2022 is his second time running for Senate, and he finished third in the Democratic primary in 2016 behind McGinty and Sestak. 

State representative Malcolm Kenyatta made his intentions clear that he would seek the open seat in February. Pennsylvania’s openly-LGBT person of color to be a member of the state assembly hopes to be able to use his recently-attained fame to win over progressive voters. 

Winning his seat in 2018, the 31-year-old was a keynote speaker at the 2020 Democratic National Convention and a campaign surrogate for Joe Biden’s presidential campaign. 

He also supports left-leaning policies such as raising the minimum wage and legalizing the recreational use of marijuana, but has tried to abandon the progressive label by calling himself a “Do Something Democrat.” 

Despite his more establishment ties, it is likely that Kenyatta will split the progressive vote given the policies he has fought for, his identity, and being from Philadelphia. 

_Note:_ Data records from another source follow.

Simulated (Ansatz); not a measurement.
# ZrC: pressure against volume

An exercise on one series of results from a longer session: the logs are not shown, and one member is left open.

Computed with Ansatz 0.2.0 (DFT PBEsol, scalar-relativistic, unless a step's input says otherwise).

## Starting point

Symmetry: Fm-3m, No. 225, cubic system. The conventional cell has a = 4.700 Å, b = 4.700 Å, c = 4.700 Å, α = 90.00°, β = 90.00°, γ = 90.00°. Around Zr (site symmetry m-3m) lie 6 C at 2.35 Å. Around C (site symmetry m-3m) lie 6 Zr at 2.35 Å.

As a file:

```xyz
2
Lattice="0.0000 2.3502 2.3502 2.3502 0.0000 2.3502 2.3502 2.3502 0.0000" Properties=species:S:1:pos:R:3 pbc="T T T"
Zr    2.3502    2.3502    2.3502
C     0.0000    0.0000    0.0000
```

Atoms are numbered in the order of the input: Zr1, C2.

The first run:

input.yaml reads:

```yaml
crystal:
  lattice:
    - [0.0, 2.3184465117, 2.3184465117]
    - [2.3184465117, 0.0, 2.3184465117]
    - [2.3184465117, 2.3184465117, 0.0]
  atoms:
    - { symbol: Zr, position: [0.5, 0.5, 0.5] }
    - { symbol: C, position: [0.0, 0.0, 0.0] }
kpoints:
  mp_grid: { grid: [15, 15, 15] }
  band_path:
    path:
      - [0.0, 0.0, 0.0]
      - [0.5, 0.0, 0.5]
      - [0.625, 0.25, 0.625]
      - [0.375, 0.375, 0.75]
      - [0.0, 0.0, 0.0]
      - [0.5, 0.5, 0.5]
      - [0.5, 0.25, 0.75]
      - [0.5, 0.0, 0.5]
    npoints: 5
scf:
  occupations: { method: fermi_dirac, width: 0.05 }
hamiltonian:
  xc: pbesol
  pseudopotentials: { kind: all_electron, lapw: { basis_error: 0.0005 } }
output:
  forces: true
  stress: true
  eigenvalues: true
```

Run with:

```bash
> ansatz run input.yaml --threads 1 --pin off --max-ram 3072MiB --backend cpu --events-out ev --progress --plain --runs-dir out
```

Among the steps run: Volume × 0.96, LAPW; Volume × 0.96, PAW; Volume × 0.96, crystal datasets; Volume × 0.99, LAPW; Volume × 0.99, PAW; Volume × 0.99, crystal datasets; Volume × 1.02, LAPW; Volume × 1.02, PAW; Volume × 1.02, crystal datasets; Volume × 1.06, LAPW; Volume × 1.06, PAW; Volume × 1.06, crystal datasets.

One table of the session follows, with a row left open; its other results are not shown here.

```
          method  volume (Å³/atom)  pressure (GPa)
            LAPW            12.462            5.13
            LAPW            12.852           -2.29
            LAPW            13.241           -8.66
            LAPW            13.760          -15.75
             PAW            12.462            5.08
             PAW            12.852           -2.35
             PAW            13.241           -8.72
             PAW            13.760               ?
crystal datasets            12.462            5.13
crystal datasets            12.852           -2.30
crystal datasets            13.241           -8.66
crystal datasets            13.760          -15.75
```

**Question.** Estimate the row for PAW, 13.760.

Fundraising as of the end of the second quarter, which concluded on June 30, shows that Fetterman outraised the young legislator by a mark of more than seven to one

If left-leaning voters are fractured severely enough a prominent moderate could capitalize and cruise to the nomination.

The moderate Democrat 

The prominent moderate seems like it will be Rep. Conor Lamb, a 37 year-old with military experience who comes from a political family. His father was the Democratic Majority Leader in the Pennsylvania State Senate and his uncle is the City Controller of Pittsburgh. 

According to KDKA’s Jon Delano, sources have told him that Lamb will make his run announcement on Friday, Aug. 6 at the IBEW Union Hall on the South Side. 

Even before making his bid official, he was already a frontrunner for the open Senate seat. 

Lamb has been in Congress since 2018, but in three years he has already won three elections. 

His first race saw him triumph over a Republican in a special election in a district Trump won by 20 points in 2016. Biden got involved in that race and spoke at a campaign event for him. 

After redistricting took place in Pennsylvania, he defeated incumbent Keith Rothfus and then defended his new seat in 2020 against Sean Parnell, an army veteran who frequently features on Fox News

Parnell is now a declared candidate to replace Toomey and with the GOP not having many high profile names in their primary, there could be a rematch between him and Lamb in 2022. 

The Western Pennsylvania Democrat, like Kenyatta, is considered to be a rising figure in his party and was also featured as a keynote speaker at the 2020 Democratic National Convention. 

With Republicans in control of redistricting in the Keystone state after it was known it would lose a congressional district following Census data that showed a decline in population growth, running for Senate may be a way for Lamb to keep his political career alive. 

Strategists expect mapmakers to merge Rep. Mike Doyle’s district with his and force local Democrats to choose between them. 

Doyle is a longtime member of the House, winning his first race in 1994. 

Being known as the Democrat who can win in Trump country will help Lamb seem electable, but his views may be too conservative for primary voters. 

Ahead of the 2018 special election, then House Majority Leader Rep. Paul Ryan commented on the views of both candidates. 

“Both of these candidates ran as conservatives. Ran as pro-gun, pro-life, anti-Nancy Pelosi conservatives,” he said. 

Lamb backed congressman Joe Kennedy over Nancy Pelosi to be the House Speaker in 2019 and he does not support a ban on fracking, a proposal liberals see as essential to combating climate change. 

His detractors are easy to point out but he will hope the divided progressive vote coming out of Philadelphia allows him to claim the moderate lane and clinch the nomination. Lamb will also use his closeness with Biden, a Scranton native, and ability to win over Trump voters to highlight his centrist appeal.